The talks between G.M. and Cerberus Capital Management, the private equity firm that owns Chrysler, began more than a month ago, and the negotiations are not certain to produce a deal. Two people close to the process said the chances of a merger were “50-50” as of Friday and would most likely still take weeks to work out.

A merger would be a historic event, with two of the most iconic names in American industry coming together to survive in an increasingly difficult environment. Both have roots dating back decades in Detroit and, with Ford, long dominated the auto industry — until Japanese and other foreign car makers began making inroads into the American market.

The auto industry is being pummeled from all sides — by high gas prices that have soured consumers on profitable S.U.V.’s, by a softening economy that has scared shoppers away from showrooms, and by tight credit that is making it difficult for willing buyers to obtain loans. Both G.M. and Chrysler have been struggling with product lineups that are out of sync with consumer demand for smaller, more fuel-efficient cars.

General Motors’ stock has fallen from more than $43 a share last year to less than $5, and it is burning through its cash hoard at a rapid rate. Chrysler, as a private company, no longer needs to report its finances.
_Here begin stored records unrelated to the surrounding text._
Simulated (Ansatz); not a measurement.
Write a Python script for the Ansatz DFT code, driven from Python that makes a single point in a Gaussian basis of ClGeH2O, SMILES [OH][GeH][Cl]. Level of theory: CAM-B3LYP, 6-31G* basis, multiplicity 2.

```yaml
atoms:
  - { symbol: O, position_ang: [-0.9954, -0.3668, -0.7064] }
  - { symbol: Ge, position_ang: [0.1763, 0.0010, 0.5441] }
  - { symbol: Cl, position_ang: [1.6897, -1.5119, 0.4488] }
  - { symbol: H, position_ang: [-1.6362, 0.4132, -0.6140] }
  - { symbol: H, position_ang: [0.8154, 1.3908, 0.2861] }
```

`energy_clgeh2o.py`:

The meetings between General Motors and Cerberus began more than a month ago, said people familiar with the discussions, and the companies have held several talks involving their most senior executives. Given that both G.M. and Chrysler are struggling, the two sides may determine a merger may not be in their best interests.

The exploratory talks have included debates over various calculations of the savings that would result from a merger, these people said, but neither side has yet to dig into each others’ private financial books and records.

At the same time, Cerberus is continuing to hold talks with other automakers including Nissan and Renault, said people familiar with the discussions. It is unclear at what stage those discussions have reached.

Speculation about a possible bankruptcy filing by G.M. has mounted in recent weeks because of the automaker’s dwindling cash reserves. The automaker had $21 billion in cash on hand at the end of the second quarter, but it was burning through more than $1 billion a month.

The credit rating firm Standard & Poor’s put G.M. on negative credit watch on Thursday.

But G.M. has said it is confident that it can increase its liquidity, and emphasized in a statement released Thursday that it was not considering a bankruptcy filing.

G.M. once commanded about 50 percent of the American vehicle market, but its share so far this year has fallen to 22 percent, according to the research firm Autodata. Chrysler had a market share of about 15 percent before its acquisition in 1998 by Daimler, but its share this year has dwindled to 11 percent.

How government and labor might react to a potential merger of G.M. and Chrysler is unclear. Antitrust questions could be raised, but political issues could be overshadowed by the precarious financial prospects of both automakers.

If G.M., the nation’s largest automaker, combined operations with Chrysler, the smallest of Detroit’s Big Three, they would create an auto giant that would surpass Japan’s Toyota Motor Company, which recently has been battling G.M. for bragging rights as the world’s largest automaker.

A G.M. spokesman declined to comment on any specific talks with Chrysler. “Without referencing this specific rumor, as we’ve often said G.M. officials routinely discuss issues of mutual interest with other automakers,” said the spokesman, Tony Cervone.

There was no immediate comment from Cerberus.

People briefed on the deal said the talks started as an exploration of possible joint venture opportunities between G.M. and Chrysler.

Cerberus acquired an 80.1 percent stake in Chrysler in August 2007 for $7.4 billion from the German automaker Daimler AG.

Under the terms of the deal being discussed, Cerberus would end up owning an unspecified equity stake in G.M.-Chrysler, people briefed on the talks said.

The ramifications of the merger would be enormous in the global auto industry. G.M. and Chrysler together would control more than 35 percent of the United States vehicle market, and be by far the dominant producer of pickup trucks, sport utility vehicles and minivans.

It would also marry such iconic American brands as G.M.’s Chevrolet and Cadillac with Chrysler’s Jeep and Dodge divisions.

However, the potential merger carries enormous risks. Both G.M. and Chrysler are struggling mightily in what is the worst market for vehicle sales in the United States in 15 years.

People close to the discussions said that if the prospective deal did not happen, Cerberus would probably look to Nissan and Renault.

But the marriage of G.M. and Chrysler has far more potential than hitching Chrysler to a foreign automaker. While G.M. and Chrysler may be hamstrung by labor contracts from cutting jobs, the two companies could combine dealers, product lines and advanced vehicle technology.

Bill Vlasic reported from Detroit and Andrew Ross Sorkin from New York. Michael J. de la Merced contributed reporting.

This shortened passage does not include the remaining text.